Leftovers – the fiscally smart choice

Sam and I have become big fans of leftovers for lunches. It almost sounds like an awareness program, and maybe it should be. All too often we’re guilty of food waste. For years I was one of those people who almost always refused to eat leftovers, especially meat. Occasionally Sam would offer to eat them, however it always seemed that within a week I was pulling multiple containers of science projects out of the fridge to make room for their replacements. In truth, we were lazy and poor consumers who were being irresponsible with the bounty that we’d been blessed with. For us it was always more appealing to stop at a fast food restaurant and pick up a value meal instead of reheating last nights dinner.

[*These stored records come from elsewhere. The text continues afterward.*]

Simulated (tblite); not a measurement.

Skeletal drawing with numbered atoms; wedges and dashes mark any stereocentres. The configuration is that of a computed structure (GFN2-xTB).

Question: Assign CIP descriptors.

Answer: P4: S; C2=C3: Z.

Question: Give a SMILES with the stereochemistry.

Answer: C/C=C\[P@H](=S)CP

Even today, there are many times when I look over the supper dishes and see two bites of mashed potatoes, a spoonful of green beans, three slices of tomato, and a tiny piece of meat left, my first response is to just chuck it in the bin since there’s really isn’t that much left. But lately, Sam and I have tried to make the effort to become more responsible consumers, which means utilizing our leftovers, no matter how much or little. And, because its just the two of us, I try not to make recipes that yield more than 6 servings. Occasionally there are recipes that make larger portions, and before the food ever hits the table I make sure to divide the meal up into freezer containers and store them for quick meals to be eaten in a few weeks time when I don’t feel like cooking.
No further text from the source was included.